SPRINGFIELD, Mo. — In a yearly review of the city’s property nuisances, Springfield city council members are warning repeat offenders could face some harsh penalties if they refuse to clean up their properties.

Building Development Services (BDS) Director Dwayne Shmel says there is a growing problem of nuisance properties in the city. BDS discovered 18.2 percent of properties were in violation of the city’s nuisance ordinances. Shmel says this shows the city’s struggle in enforcing nuisance ordinances.

There are different ways to handle nuisances, in other words, trash. Shmel says the ideal solution is for the owners to clean up the property themselves.

“We want the owner of the property to clean it up themselves, right? We want them to take responsibility for their property,” said Shmel.

In 2020, the BDS received a total of 2,460 service requests and that number increased in 2021 to 3,380. BDS struggles with dealing with repeat offenders because city ordinances require their department to look at each case individually.

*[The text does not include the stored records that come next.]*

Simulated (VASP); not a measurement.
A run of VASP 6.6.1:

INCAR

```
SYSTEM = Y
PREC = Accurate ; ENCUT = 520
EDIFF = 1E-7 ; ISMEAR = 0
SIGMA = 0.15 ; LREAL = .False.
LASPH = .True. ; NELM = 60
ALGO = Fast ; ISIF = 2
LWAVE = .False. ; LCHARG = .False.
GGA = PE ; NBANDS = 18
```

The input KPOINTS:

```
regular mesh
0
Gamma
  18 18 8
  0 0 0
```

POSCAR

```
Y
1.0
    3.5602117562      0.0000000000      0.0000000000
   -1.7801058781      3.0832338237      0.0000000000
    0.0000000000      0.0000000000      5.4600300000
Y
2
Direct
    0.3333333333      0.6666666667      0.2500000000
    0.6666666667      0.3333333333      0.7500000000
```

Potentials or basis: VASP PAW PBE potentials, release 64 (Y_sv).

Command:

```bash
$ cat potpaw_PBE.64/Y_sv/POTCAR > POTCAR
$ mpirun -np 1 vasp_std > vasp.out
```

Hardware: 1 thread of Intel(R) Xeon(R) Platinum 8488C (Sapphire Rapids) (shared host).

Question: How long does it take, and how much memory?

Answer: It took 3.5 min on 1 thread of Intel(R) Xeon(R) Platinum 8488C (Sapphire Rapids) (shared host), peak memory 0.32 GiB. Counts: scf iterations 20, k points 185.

BDS also spends a lot of time cleaning nuisance properties used as homeless encampments. BDS discovered 38 homeless encampments in the city and Shmel says the whole focus of one BDS employee is on code enforcement in these encampments.

“If you solve the homeless problem we have, then you reduced the number of nuisance trash complaints, said Shmel.

City council members agreed the city has struggled with dealing with repeat offenders and support in changing the code.

Councilman Richard Ollis suggested the city could create “escalating penalties” for these violations.